Nikkō is a city in Tochigi Prefecture that is famous for the Toshogu Shrine and its natural beauty.
One of Japan’s most important (and beautiful!) shrines, hot springs, forest hikes, and local food tempt Tokyoites to hop on a train for 2 hours to visit the World Heritage Site of Nikkō — The Three Wise Monkeys (see no evil, hear no evil, speak no evil) at Toshogu Shrine—since the 17th century. If you want to see the original of the three monkeys covering their eyes, ears and mouth, Nikkō is on your Japan to-do list. Toshogu Shrine is elaborately decorated with the three macaques and other pieces of art and located in a beautiful forest setting.

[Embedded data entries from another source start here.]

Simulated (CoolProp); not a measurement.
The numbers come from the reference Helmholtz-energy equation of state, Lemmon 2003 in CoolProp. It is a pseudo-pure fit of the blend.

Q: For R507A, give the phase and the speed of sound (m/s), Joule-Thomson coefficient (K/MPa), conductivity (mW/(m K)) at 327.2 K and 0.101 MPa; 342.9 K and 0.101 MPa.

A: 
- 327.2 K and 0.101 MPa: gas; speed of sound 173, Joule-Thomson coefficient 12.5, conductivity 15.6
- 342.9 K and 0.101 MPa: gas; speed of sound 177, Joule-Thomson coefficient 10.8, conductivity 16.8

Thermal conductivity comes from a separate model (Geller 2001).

Other highlights of the area include hiking trails to one of Japan’s most famous bridges and waterfalls, yuba (thin tofu skin), Kinugawa Onsen, opportunities for canyoning and mountain biking, and the Edo Wonderland theme park. The area makes for a perfect one- or two-day getaway from Tokyo.
Getting to Nikko
The easiest way to get to Nikkō is to take a Tobu limited express train from Kita-Senju or Asakusa to Tobu-Nikko Station. It will take you 1 hour and 30 minutes (or 1 hour 45 minutes for the latter) for a cost of around ¥2,860. Japan Rail Pass holders can also hop on a Tohoku Shinkansen from Tokyo or Ueno Station to Utsunomiya, and from there transfer to the Nikko Line. The journey takes about 100 minutes, but it’s a poor choice for travelers without the pass as it works out rather expensive.
The fastest way to Kinugawa Onsen is the same limited express train leaving from Kita-Senju or Asakusa. The trip will cost you around ¥3,050 one way and take about 2 hours. Once you get to Kinugawa Onsen Station, submerge yourself (or at least your feet) in the hot spring experience and head straight for the ashi-yu (foot spa) right in front of the station. It’s free and super relaxing!
There are highway buses available for the routes above too. However, they take longer and are barely cheaper, making trains by far the most popular choice. If you’re carting around large luggage, then it might be a good option. Check out Willer and Kosoku bus services to compare prices.
See our full guide on how to get from Tokyo to Nikkō (and back).
Getting around Nikkō
The best way to get around Nikkō is by bus, rental car, or a combination of mountain biking and walking if the season allows (i.e., if there is no snow on the ground).
Nikkō has a good network of bus routes. A bus will take you from Tobu-Nikkō Station to the temple and shrine area (about 2 km). There is an additional World Heritage Meguri loop line that will drop you off right in front of the individual places of worship. From here, buses take you to Okunikko, home to spots of natural beauty including Kegon Waterfall and Lake Chuzenji. The journey takes around 50 minutes one way.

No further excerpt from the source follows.